BY Jia Marguerite Schofer & Max Moller
Anita Martella is behind the front desk when the first call comes in. A customer is trying to reach their storage unit, but the street is blocked.
“They assume we’re open, but they can’t even access the street to come to the building,” she says.
Some days, the street works. Some days, it doesn’t. By late morning, Martella is forced to close the office. It’s not the first time.
“This just happens now,” she says. “That’s really annoying because do I shut down? Do I not?”
Martella is the only employee of BA Storage, located at the northern end of Ch. Bates, in Côte-des-Neiges–Notre-Dame-de-Grâce. It was once an exclusively industrial zone.
“This street used to be all industrial, and now everything is practically condemned,” Martella says.

Anita Martella at work at BA Storage in ôte-des-Neiges–Notre-Dame-de-Grâce. Photo by Jia Marguerite Schofer.
Ch. Bates runs through three municipal areas: Côte-des-Neiges–Notre-Dame-de-Grâce, the Town of Mount Royal (TMR), and Outremont, which are being reshaped by a single planning logic.
Once an industrial corridor hosting storage and light manufacturing, Bates is being rezoned, block by block, for high-density housing, creating a residential corridor of condominiums and bike lanes with growing green spaces.
Walking away from Martella’s storage unit, you can really notice that the further south you walk, the more glass balconies and for-rent signs appear.
Where these so-called ‘condemned’ buildings stand isolated, and the storage unit occupies a large parking lot. But just stroll away, the condominiums are tightly squeezed, with new ones emerging where space permits.

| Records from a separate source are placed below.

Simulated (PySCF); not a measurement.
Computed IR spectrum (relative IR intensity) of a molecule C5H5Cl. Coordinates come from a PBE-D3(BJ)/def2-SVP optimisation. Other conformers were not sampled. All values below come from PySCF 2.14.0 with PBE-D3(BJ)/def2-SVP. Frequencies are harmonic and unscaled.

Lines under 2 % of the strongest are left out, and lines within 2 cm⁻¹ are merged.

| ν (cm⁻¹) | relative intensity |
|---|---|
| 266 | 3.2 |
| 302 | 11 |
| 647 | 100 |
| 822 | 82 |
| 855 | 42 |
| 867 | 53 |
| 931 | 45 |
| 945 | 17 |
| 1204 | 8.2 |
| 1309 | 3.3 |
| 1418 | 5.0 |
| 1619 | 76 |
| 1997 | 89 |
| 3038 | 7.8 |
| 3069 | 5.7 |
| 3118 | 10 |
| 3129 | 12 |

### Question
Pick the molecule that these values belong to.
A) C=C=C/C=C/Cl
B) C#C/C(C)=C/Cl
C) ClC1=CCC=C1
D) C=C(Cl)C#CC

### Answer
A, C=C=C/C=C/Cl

Ch. Bates under construction. Photo by Jia Marguerite Schofer.
“Worth it? I guess for aesthetics, because it’s going to look very nice, but we’re going to be one of the only businesses on the street now,” Martella says. “And who knows, maybe they’re going to want this for condos.”
The street doesn’t announce itself when you cross into the Town of Mount Royal. Isaac Hassan runs Shemoi Lighting on Ch. Bates, one of the few industrial businesses left in TMR’s stretch of the road.
“I’m not blaming anybody specifically,” Hassan says. “But definitely the city was lax in certain things because they wanted these [condominiums] going up very quickly to generate all these new revenues for tax purposes.”
The Town of Mount Royal published a notice C-2025-48 in Sep. 2025, detailing a multi-million-dollar redevelopment of Ch. Bates. The project is designed to reconstruct sidewalks, install drainag, and plant over 40 trees to replace the historical industrial aesthetic with a greener signature.
“This road, Ch. Bates, was one of the streets in TMR that was exclusively industrial for many years,” Hassan says.“It started changing into condos, and we are from there, and there are only a few businesses left on the street as most have changed to condos.”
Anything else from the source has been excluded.